By CHANGE President Serra Sippel
It’s distressing, but not surprising, that women’s health and rights in the U.S. are under attack. There have always been efforts by anti-choice advocates and policy makers to try to destroy women’s agency and our sexual and reproductive health care choices.
What may not be as well known is that these attacks extend beyond our U.S. borders.
As a leading donor for reproductive health services overseas, the U.S. government exports harmful policies through our foreign aid- policies that limit reproductive rights for women and girls outside the U.S.
One such policy that is particularly heinous is the Helms Amendment.
The Helms amendment is a decades-old provision in U.S. law that prohibits U.S. funding for abortion overseas as a “method of family planning.” The law does not prohibit U.S. support for abortion in the cases of rape, incest, or life endangerment.
Despite this distinction, no administration – not even the Obama administration – has ever implemented the law to help women and girls access abortion in the cases of the three exceptions.
Today marks the 42nd year this wrong-headed policy has been harming women and girls globally.
To be clear, the Helms amendment should be rescinded from U.S. law. But that would take an act of Congress and that will not happen anytime soon.
That is why U.S. and global advocates are calling on President Obama to use his executive authority to interpret Helms correctly and allow U.S. foreign aid to support abortion in cases of rape, incest, and life endangerment.
This is not a symbolic act or political gesture.
We know that in Nigeria, Iraq, and Syria, women and girls have been captured by terrorists who torture, rape, and impregnate them. These women and girls need access to safe abortion today.
But the U.S. foreign assistance we send to help these women and girls is prohibited from providing them with the care and services they need to terminate pregnancies.
No woman or girl who survives rape and finds herself pregnant should be told by the U.S. government that there’s nothing it can do to help – because that’s not true.
A sound legal interpretation of Helms, along with common sense and an understanding of the reality of the lives of women and girls, tells us that abortion is not “a method of family planning” when the pregnancy is a result of rape or incest, or when a woman’s life is in danger.

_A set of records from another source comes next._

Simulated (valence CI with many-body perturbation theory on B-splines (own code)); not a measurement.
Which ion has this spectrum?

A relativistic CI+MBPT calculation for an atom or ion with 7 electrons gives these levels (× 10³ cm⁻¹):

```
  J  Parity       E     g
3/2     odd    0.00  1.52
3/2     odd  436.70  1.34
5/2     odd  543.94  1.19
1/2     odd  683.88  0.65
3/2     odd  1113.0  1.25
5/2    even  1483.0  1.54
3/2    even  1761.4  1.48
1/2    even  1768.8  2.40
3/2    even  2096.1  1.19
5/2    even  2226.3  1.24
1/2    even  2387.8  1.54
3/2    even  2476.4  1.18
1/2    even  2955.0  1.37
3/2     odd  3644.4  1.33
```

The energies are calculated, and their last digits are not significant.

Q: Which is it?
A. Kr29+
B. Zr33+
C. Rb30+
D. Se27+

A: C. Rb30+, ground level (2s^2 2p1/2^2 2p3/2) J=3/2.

Continued misinterpretation of this misguided law denies women and girls – like those who have been captured and raped by ISIS and Boko Haram – access to the life-saving care they need and seek.
That’s why U.S. and global women’s health and rights advocates, human rights groups, faith-based organizations, a former USAID administrator, and two Nobel Peace Laureates, 81 members of the House of Representatives, and 28 U.S. Senators all have called on President Obama to take executive action to clarify Helms.
A January 2014 poll by Lake Research Partners shows that the majority of Americans – 57 percent – agree that President Obama should take executive action on the Helms Amendment.
U.S. voters want the president to act, and also women globally want him to act.
In July, 15 Kenyan NGOs sent President Obama a letter asking him to speak about the right to abortion for survivors of rape during his visit to Kenya. While the president spoke about rape as a weapon of war and the sexual violence women face – he was silent on the care women and girls need to restore their lives.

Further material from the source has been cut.